John Schlesinger’s “The Innocent” rings hollow, un-erusing both its top-drawer talent and compelling Berlin locations. Despite a close screen translation by Ian McEwan of his novel of intrigue, espionage, betrayal and love , pic lacks real drama. Name cast headed by Anthony Hopkins and Isabella Rossellini looks likely to attract auds only briefly.
Pic double world-preemed Sept. 16 in Berlin, with English and German-dubbed versions unspooling in separate locations.
A bespectacled Campbell Scott plays the central role of Leonard Markham, a young, naive and virginal British engineer sent to Berlin in 1955, at the height of the Cold War, for reasons he does not know. His commanding officer, Lofting (Jeremy Sinden, in a spunky perf), is warily cooperative with U.S. forces.
Lofting turns Markham over to Bob Glass (Hopkins), a CIA officer overseeing Operation Gold, a British-West German espionage project to intercept communications between East Germany and the Soviet Union.
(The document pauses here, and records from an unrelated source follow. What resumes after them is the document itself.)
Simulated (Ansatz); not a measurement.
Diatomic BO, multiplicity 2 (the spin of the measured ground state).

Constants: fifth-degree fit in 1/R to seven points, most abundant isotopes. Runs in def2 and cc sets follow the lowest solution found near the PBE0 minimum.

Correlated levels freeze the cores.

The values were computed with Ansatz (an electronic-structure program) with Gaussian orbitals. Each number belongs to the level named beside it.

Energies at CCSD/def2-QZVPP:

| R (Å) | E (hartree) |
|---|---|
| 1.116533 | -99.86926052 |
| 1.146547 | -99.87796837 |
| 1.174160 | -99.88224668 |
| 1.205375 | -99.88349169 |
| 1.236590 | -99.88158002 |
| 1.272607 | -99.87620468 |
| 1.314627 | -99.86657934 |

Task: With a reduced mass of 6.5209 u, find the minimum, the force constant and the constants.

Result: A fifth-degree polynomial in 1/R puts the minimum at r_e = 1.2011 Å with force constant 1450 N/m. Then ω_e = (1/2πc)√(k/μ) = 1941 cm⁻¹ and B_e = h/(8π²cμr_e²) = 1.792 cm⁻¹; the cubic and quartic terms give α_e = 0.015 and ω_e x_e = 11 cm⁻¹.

Glass is a reserved type who repeatedly reiterates to Markham his own obsessions and the film’s dramatic crux: Everyone is a potential spy or informant, nothing and no one is as it seems. Glass’ mistrust extends to Maria (Rossellini), who picks up Markham in a dance hall and with whom he soon falls in love.
Having set the scene, both McEwan’s script and Schlesinger’s direction forge ahead to resolve the conflicts established in the first two reels. So intent is the film on its narrative purpose that it fails to build tension or suspense. The main characters develop no idiosyncrasies or even fleshed-out personalities that can later be debunked. When story threads are unexpectedly concluded, there’s no catharsis.
When Markham finally enters a secret tunnel dug by the allies deep under the Soviet sector to tap phone lines, the assignment is deftly finished using a pair of pliers — a weak resolution to the script’s setup of a delicate, top-secret mission, as well as Markham’s alleged talents as an engineer.
The Maria-Markham love story satisfies even less, especially in light of Schlesinger’s usual sure hand in portraying relationships. Rossellini’s Maria comes across unevenly, with abrupt character shifts. The shocking murder that climaxes their story in the novel is stripped of passion in the film, as it’s unclear what the lovers mean to one another.
Bookending the film with scenes of the Berlin Wall’s fall seems a gratuitous touch, with a bathetic ending of the lovers reuniting 34 years later.
Performances in the pic are mostly understated, with Hopkins’ Glass muted and one-dimensional, a character who’s never allowed to penetrate into the story’s foreground. As Markham, Scott carries the film well but gets no chance to fill out his role.
Dietrich Lohmann’s lensing is fluid and assured, eloquently using many eastern Berlin locations that convey the menacing atmosphere of postwar Germany. Well-cast supporting roles, many played by native Germans, help to buoy an otherwise bland film.